Chart of The Day – USD/JPY

The Japanese Yen strengthened Tuesday, pulling USD/JPY down from a three-week high near 151.00 as markets digest hawkish signals from the Bank of Japan’s January meeting minutes.
BoJ Signals Further Rate Hikes
Minutes from the BoJ’s January meeting revealed growing confidence among policymakers, with several members discussing conditions for future rate increases despite maintaining that “accommodative financial conditions would be maintained.” One member notably suggested rates should reach “around 1% in the second half of fiscal 2025,” while Sumitomo Mitsui’s head of markets delivered an even more hawkish prediction that rates could eventually hit 2%—a level unseen since 1993.

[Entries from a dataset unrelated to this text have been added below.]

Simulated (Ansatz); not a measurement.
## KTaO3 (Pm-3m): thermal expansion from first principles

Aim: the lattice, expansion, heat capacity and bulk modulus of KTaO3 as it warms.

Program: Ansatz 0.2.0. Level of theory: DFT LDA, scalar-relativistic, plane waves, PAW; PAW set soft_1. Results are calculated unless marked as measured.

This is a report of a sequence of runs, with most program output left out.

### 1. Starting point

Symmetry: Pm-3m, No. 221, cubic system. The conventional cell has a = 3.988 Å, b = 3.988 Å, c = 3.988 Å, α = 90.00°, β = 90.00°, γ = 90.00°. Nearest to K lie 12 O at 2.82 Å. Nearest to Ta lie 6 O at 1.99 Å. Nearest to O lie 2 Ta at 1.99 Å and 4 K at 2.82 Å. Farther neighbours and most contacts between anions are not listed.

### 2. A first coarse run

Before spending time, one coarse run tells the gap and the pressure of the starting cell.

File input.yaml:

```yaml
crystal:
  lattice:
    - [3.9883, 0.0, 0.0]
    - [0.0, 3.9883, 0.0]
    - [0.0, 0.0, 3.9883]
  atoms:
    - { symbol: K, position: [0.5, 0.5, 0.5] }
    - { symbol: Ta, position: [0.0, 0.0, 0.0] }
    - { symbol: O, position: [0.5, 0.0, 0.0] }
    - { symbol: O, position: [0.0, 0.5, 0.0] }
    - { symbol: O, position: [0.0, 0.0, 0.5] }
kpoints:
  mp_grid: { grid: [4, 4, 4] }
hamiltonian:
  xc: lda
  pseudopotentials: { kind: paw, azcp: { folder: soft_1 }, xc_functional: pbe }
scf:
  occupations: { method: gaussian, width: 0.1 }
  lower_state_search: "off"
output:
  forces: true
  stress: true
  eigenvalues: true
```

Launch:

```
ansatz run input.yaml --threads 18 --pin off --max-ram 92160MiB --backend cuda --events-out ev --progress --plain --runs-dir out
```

Policy Divergence Supports Yen
The contrast between the BoJ’s tightening bias and the Federal Reserve’s forecast of two rate cuts in 2025 is providing fundamental support for the yen. However, positive global risk sentiment—bolstered by hopes for less disruptive US tariffs, potential Russia-Ukraine peace, and Chinese stimulus—is limiting safe-haven currency gains.
Economic Outlook Mixed
Next week’s Tankan survey (April 1) is expected to show declining business sentiment among manufacturers, with economists projecting the headline index to fall to +12 from +14 in December. Governor Ueda maintains a cautious approach to unwinding stimulus, stating the bank “still needs time to consider what to do with ETF holdings” while not ruling out the possibility of selling government bonds as normalization gradually proceeds.
USDJPY (D1 Interval)
USD/JPY is currently trading near the 50-day EMA. Bulls may target the 38.2% Fibonacci retracement level, followed by the 151.6 level, where the 100-day and 200-day EMAs are converging. Bears, on the other hand, will look to retest the 23.6% Fibonacci retracement level, which aligns with the 30-day EMA. The RSI is in bullish divergence, forming higher lows, while the MACD is widening in bullish divergence.